Concert Review: Ariana Grande's tour stops in South Florida for an energetic homecoming

Judging by their worshipful screams, the thousands of tiny, tween and teen girls at Ariana Grande’s concert Saturday at Sunrise’s BB&T Center couldn’t care less about Donutgate or snarky comments about America. And the 22-year-old singer, back on her Honeymoon tour after the bizarre July 4 incident where she was filmed at an L.A. donut shop, licking vulnerable pastries and dissing the U.S.A., didn’t offer any apologetic slash patriotic remarks like she did at Thursday’s show in Tampa.

Instead, the Boca Raton-raised Grande’s South Florida show was all about hometown sentiment and her ongoing bid to be America’s next pop diva/sweetheart. “The first time I sang here I was eight years old, I sang the national anthem at a Panthers game,” the elfin Grande told the cheering crowd, giving shout outs to her mother, her grandmother, and her school friends. “I love you guys so much. I’m so proud to be a native Floridian.” We heard a recording of a conversation with her grandfather, ending with “I love you too grandpa.” (Take that TMZ!) At one point her half brother Frankie J. Grande, a Youtube personality with a pink Mohawk, bounced onstage to work the screaming audience.

So can Grande be the pop princess to Queen Bey? The Latina darling to Taylor Swift’s blonde American sweetheart? She follows other child media prodigies – Selena Gomez, Demi Lovato – who’ve faltered trying to reach grown-up musical stardom. Saturday’s crowd was heavy on girls and their parents, but there was also a smattering of young couples (gay and hetero). The arena twinkled with bobbing glow-in-the-dark cat ear headbands, Grande’s trademark accessory.

She can definitely sing, with a rich, powerful voice that encompasses old school soul and Broadway belt. And from the time she pranced onstage with Bang Bang, Grande was the glittering, shimmying, neon-perky center of a big, fast-paced production. Her look is part vixenish little girl, part retro sex kitten, and she wore a series of tiny leg-baring costumes with bitty mambo-tail skirts and towering heels. Even in those she looked small, a bit like a girl playing dress-up in her mama’s heels.

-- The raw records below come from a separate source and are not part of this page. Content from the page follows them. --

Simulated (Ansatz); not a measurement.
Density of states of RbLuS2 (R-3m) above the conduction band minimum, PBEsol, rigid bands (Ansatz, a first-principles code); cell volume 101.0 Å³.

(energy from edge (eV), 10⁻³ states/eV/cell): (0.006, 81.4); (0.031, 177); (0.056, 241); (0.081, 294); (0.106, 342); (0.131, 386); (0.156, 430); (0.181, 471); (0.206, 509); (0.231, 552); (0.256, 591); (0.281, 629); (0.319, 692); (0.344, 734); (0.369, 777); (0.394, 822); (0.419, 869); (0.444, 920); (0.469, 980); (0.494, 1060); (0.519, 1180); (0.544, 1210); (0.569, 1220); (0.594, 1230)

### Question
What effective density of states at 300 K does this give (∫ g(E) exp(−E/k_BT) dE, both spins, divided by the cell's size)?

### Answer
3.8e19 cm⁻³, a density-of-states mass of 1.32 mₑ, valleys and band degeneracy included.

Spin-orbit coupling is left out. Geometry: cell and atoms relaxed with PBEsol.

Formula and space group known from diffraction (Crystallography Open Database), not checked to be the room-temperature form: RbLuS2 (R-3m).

She was surrounded by a battalion of dancers, and backed by three keyboard players, guitarist, drummer, and two violinists and a cellist. She and her dancers frequently rose and sank on stage platforms. For Pink Champagne, one of her first hits, she floated in on a cloud; for Right There, she arrived in an enormous chandelier; and perched on a gleaming white grand piano to sing the ballad My Everything. At one point she used Mi.Mu gloves – an innovative music tech tool invented by musician Imogen Heap that lets users make musical sounds with gestures – for a kind of EDM hand dance.

Grande’s voice was often buried in the overwhelming sound mix that’s become standard on big pop concerts, which made her singing secondary to strutting and giant videos of guest rappers. But there were times when she and her voice got to shine. She was riveting in Tattooed Heart, her voice soaring from velvety lows to full tilt wails. Bright and intense as Grande is, she still doesn’t have the power to fully command this kind of massive production. But she might get there.

Her opening act was Prince Royce, who is making his bid to move from the sweet bachata pop that’s made him a Latin music star to the mainstream. (Worth noting that Grande and Royce represent the growing Latino presence in American pop culture, a new normal for young audiences.) But Royce is not quite there. For the hip hop/pop rock Stuck on a Feeling and Lie to Me, he and his four obligatorially twerking dancers wore tough black gear. His voice was heavily processed, and the songs hovered uncomfortably between hip hop and screaming rock guitar. Royce’s persona, like his singing, has been sweet and sensual, and his swaggering proclamations of “you got me hot already… there’s too many beautiful sexy sexy ladies out here” came off cheesy and not entirely convincing. (Though he got plenty of squeals.)

Royce came off much better on the ballad Extraordinary, bare-chested in torn white jeans, singing about a girl who more than makes up for not having money, his voice lifting to fill the swelling melody. He was sweet and easy on his big bachata hits Darte Un Beso, and his cover of Stand By Me; hopefully he can find the way forward from there.